Midterm Exam 1

Classwork 7

Author

Byeong-Hak Choe

Published

October 22, 2024

Modified

October 22, 2024

Summary for Midterm Exam 1 Performance

The following provides the descriptive statistics for each part of the Midterm Exam 1 questions:

The following describes the distribution of Midterm Exam 1 score:

Section 1. True or False

Question 1

Data analytics and data science have clear-cut distinctions with no overlap in activities or skill sets.

True
False

Explanation: Data analytics and data science overlap in activities and skill sets. While data science may involve more advanced techniques like machine learning, both fields focus on extracting insights from data.

Question 2

Data lakes use a schema-on-write approach, processing data before storage.

True
False

Explanation: Data lakes use a schema-on-read approach, storing data in its raw form and applying structure only when the data is read. Schema-on-write, which processes data before storage, is used by data warehouses.

Question 3

In the MapReduce framework in Hadoop, the Reduce phase occurs before the Map phase.

True
False

Explanation: In Hadoop’s MapReduce framework, the Map phase occurs first to process and generate intermediate data, followed by the Reduce phase, which aggregates and processes the results from the Map phase.

Section 2. Multiple Choice

Question 4

Which of the following is NOT an example of a Business Intelligence (BI) tool mentioned in the lecture?

Microsoft Power BI
Tableau
Looker
Eclipse

Explanation: Eclipse is an integrated development environment (IDE) used primarily for software development, not a Business Intelligence (BI) tool. We did not cover this.

Question 5

Which of the following is NOT a measure of dispersion?

Range
Variance
Median
Standard Deviation

Explanation: Median is a measure of central tendency. Range, variance, and standard deviation are measures of dispersion in a data set.

Question 6

Which of the following best describes veracity in big data?

The speed at which data is generated
The variety of data formats
The accuracy and reliability of data
The value derived from data

Explanation: Veracity refers to the trustworthiness, accuracy, and reliability of the data in big data contexts.

Question 7

Airbnb’s Dataportal was developed to:

Store user-generated content
Centralize data resources for easier access and analysis
Provide customers with booking recommendations
Replace their traditional database systems

Explanation: Airbnb developed Dataportal to centralize their data resources, making it easier for employees to access and analyze data efficiently.

Question 8

The stages of the ETL process are:

Extract, Transform, Load
Evaluate, Transform, Load
Extract, Transfer, Link
Extract, Transform, Log

Explanation: ETL stands for Extract, Transform, Load—the three stages involved in moving data from source systems to a data warehouse or database.

Question 9

Which statement about data lakes is TRUE?

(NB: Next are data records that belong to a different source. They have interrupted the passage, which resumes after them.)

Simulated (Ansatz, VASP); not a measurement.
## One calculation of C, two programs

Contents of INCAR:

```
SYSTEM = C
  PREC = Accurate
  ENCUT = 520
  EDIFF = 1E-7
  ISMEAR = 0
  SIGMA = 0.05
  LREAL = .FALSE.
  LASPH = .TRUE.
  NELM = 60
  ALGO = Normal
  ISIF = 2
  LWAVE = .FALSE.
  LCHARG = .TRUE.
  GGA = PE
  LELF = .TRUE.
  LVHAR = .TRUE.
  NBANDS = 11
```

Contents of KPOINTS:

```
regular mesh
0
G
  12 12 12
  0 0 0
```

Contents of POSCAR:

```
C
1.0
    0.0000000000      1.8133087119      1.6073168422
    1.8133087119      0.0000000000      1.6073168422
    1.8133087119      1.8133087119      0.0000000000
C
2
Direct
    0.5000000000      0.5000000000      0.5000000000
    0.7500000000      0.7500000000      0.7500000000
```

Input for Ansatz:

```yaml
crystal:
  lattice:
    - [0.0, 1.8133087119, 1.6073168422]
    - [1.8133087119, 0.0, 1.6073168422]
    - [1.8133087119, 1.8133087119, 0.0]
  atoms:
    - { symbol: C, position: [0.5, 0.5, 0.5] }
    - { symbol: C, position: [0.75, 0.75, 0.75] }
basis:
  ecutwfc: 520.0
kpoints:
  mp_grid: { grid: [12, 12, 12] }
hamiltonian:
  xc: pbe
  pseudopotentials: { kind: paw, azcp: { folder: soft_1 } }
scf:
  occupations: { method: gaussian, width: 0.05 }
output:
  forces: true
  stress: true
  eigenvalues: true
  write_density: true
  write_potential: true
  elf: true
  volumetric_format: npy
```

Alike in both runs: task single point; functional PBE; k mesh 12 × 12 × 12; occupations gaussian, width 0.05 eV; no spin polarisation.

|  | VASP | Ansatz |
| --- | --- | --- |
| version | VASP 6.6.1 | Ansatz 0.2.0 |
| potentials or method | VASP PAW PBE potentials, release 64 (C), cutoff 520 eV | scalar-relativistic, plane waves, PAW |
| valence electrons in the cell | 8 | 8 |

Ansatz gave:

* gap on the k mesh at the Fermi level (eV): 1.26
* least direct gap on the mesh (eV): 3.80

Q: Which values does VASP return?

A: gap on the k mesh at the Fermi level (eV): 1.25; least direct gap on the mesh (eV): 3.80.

Data lakes process data using a schema-on-write approach
Data lakes store only structured data
Data lakes store all data types in raw, unprocessed form
Data lakes are less flexible than data warehouses

Explanation: Data lakes store structured, semi-structured, and unstructured data in its raw form, allowing for flexible analysis and schema application upon reading the data.

Questions 10-13

For Questions 10-13, consider the following data.frame, netflix_data, displayed below:

UserID	Age	Gender	SubscriptionPlan	FavoriteGenre	HoursWatched	LastLoginTime
1	25	Female	Basic	Drama	15.5	23.5
2	34	Male	Premium	Comedy	20.3	8.2
3	28	Female	Standard	Action	12.0	15.3
4	45	Male	Premium	Horror	25.7	21.0
5	23	Female	Basic	Sci-Fi	8.2	2.5
6	37	Male	Standard	Romance	18.9	13.7
7	31	Female	Premium	Documentary	22.5	9.8
8	29	Male	Basic	Thriller	16.8	18.4
9	41	Male	Standard	Animation	19.4	7.1
10	26	Female	Premium	Fantasy	14.1	12.6

AccountMonths	Satisfaction	nDevices	LastMovieRating	nProfiles	Language
12	5	2	7.8	1	English
24	4	3	6.5	2	Spanish
6	3	1	8.2	1	English
36	5	4	5.9	3	French
4	2	1	9.0	1	English
18	4	2	7.1	2	German
30	5	3	8.5	2	English
9	3	1	6.8	1	Spanish
15	4	2	7.6	2	English
21	5	3	8.0	3	French

Description of Variables in `netflix_data`:

UserID: Identifier for each user
Age: Age of the user in years
Gender: Gender of the user
SubscriptionPlan: Type of Netflix subscription
FavoriteGenre: User’s favorite genre
HoursWatched: Average hours watched per week
LastLoginTime: Time of last login in hours since midnight
AccountMonths: Age of the account in months
Satisfaction: User satisfaction rating (1 to 5 stars)
nDevices: Number of devices connected
LastMovieRating: Rating of the last watched movie (1.0 to 10.0)
nProfiles: Number of profiles on the account
Language: User’s preferred language

Question 10

What type of variable is FavoriteGenre in the dataset?

Nominal
Ordinal
Interval
Ratio

Explanation: FavoriteGenre is a categorical variable with no inherent ordering among the categories (e.g., Drama, Comedy, Action). Since there is no ranking or order, it is classified as a nominal variable.

Question 11

What type of variable is SubscriptionPlan in the dataset?

Nominal
Ordinal
Interval
Ratio

Explanation: SubscriptionPlan is an ordinal variable because the plans (Basic, Standard, Premium) have a meaningful order, but the difference between them is not numerically quantified. Ordinal variables have ordered categories, and in this case, “Premium” is higher than “Standard,” which is higher than “Basic.”

Question 12

What type of variable is LastLoginTime in the dataset?

Nominal
Ordinal
Interval
Ratio

Explanation: LastLoginTime is measured in hours since midnight, and the difference between times is meaningful. However, there is no true zero point (midnight is arbitrary), which makes it an interval variable rather than a ratio variable.

Question 13

What type of variable is Satisfaction in the dataset?

Nominal
Ordinal
Interval
Ratio

Explanation: Satisfaction is an ordinal variable because the satisfaction ratings (from 1 to 5 stars) indicate an order, but the differences between them are not necessarily equal or meaningful in the same way. The order is significant, but the numerical spacing is not uniform, making it ordinal.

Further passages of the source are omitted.